What Is Deduplication & Compression?
Deduplication analyzes blocks of data and creates a unique hash for each data block. If a new block getting written to disk has the same hash value as an already existing block, it will be replaced with an identifier that simply points to the already existing data block.
Multiple redundant copies of data can be replaced with references to a single copy, which reduces the amount of capacity needed.
Deduplication is most beneficial when there are multiple blocks of the same data, for example, redundancy within snapshots or VDI images.
Compression, is an algorithmic process that shrinks the size of data by first finding identical data sequences appearing in a row, and then saving only the first sequence and replacing the following identical sequences with the information on the number of times they appear in a row.
Because only the first data sequence is stored as-is, less disk space is sufficient to represent the same information again. Compression typically depends on the nature of the dataset itself – whether it is in a compressible format and how much of it can be compressed.
Benefits of Deduplication and Compression
- Reduced disk space requirements leading to optimized storage allocation
- Greater IT cost savings and increased ROI
- Reduced hardware footprint resulting in lesser floor space and energy requirements
- Improved storage efficiency
Two Approaches for Data Deduplication and Compression
DataCore SANsymphony offers two approaches to performing storage deduplication and compression. You can choose the appropriate approach based on your business and IT requirements.
Inline deduplication and compression: Here, data reduction happens before the data is written to disk. SANsymphony scans and analyzes the incoming data for potential optimization opportunities and performs deduplication and compression. Inline processing reduces disk capacity requirements as data is deduplicated and compressed before it gets stored. When there are frequent backup operations carried out and redundant data generated is high, inline processing would be a recommended approach as it cuts down the data size before storing the backup.
Inline deduplication and compression are supported only with EN edition of SANsymphony and can be enabled individually or together (either deduplication, compression, or both) as needed.
Post-process deduplication and compression: Here, data reduction happens after the data is written to disk. SANsymphony first stores the raw data in the target storage device. Then, the stored data is scanned and analyzed for optimization opportunities. The deduplicated and compressed data is written back to the storage device which now occupies less capacity than before. It must be noted that the initial capacity allocation on the target device is larger with post-processing as the raw data is first stored as-is before undergoing data reduction. Post-processing allows capacity optimization to be scheduled at non-peak hours, thus minimizing the impact on IOPS during peak hours.
Post-process deduplication and compression are supported with EN, ST, and LS editions of SANsymphony. Compare SANsymphony editions.

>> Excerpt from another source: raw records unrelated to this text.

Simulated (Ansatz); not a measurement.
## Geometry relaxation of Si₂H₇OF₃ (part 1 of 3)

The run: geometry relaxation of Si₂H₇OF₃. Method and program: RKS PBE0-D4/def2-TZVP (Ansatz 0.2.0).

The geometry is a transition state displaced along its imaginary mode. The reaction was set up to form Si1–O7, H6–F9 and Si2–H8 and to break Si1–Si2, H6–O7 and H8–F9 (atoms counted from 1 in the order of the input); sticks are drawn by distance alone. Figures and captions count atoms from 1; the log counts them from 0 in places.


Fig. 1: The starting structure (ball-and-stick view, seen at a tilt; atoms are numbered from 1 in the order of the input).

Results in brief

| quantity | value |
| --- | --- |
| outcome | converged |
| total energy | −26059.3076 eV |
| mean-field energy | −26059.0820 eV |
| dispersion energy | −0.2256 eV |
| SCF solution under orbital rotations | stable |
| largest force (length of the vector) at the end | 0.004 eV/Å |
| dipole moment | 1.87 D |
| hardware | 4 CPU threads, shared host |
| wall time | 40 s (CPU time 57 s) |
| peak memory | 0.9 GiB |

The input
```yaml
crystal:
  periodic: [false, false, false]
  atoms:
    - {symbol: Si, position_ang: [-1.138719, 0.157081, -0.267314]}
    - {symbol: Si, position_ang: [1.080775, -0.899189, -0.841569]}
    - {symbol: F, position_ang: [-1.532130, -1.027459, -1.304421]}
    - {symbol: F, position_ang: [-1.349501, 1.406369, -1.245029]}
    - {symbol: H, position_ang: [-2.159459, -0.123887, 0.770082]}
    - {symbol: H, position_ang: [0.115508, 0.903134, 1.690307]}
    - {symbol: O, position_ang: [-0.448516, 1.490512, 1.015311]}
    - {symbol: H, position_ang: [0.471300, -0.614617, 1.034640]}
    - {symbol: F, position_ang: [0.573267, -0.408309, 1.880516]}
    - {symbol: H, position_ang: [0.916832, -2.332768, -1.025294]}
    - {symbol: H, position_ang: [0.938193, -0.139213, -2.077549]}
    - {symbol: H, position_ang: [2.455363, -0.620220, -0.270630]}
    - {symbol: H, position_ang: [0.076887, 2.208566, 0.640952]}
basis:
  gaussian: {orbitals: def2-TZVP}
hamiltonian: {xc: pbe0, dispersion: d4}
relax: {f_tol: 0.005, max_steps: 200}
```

There are many factors that play a role in determining the efficiency and output of deduplication and compression: type of data, rate of changes being made to the data, access frequency, backup frequency, etc. There are some workloads that inherently perform some level of redundancy elimination at the application level thus yielding lower deduplication and compression ratios. And then there are other workloads, such as VDI, with multiple copies of the same operating system image that, when being backed up, yield higher deduplication and compression ratios. The types of files most likely to benefit from deduplication and compression contain repetitive data blocks, with relatively static content and accessed infrequently. Both inline and post-processing capacity optimization techniques help IT teams achieve CAPEX savings. The actual savings depends on the efficiency of deduplication and compression operations and their individual capacity optimization ratios.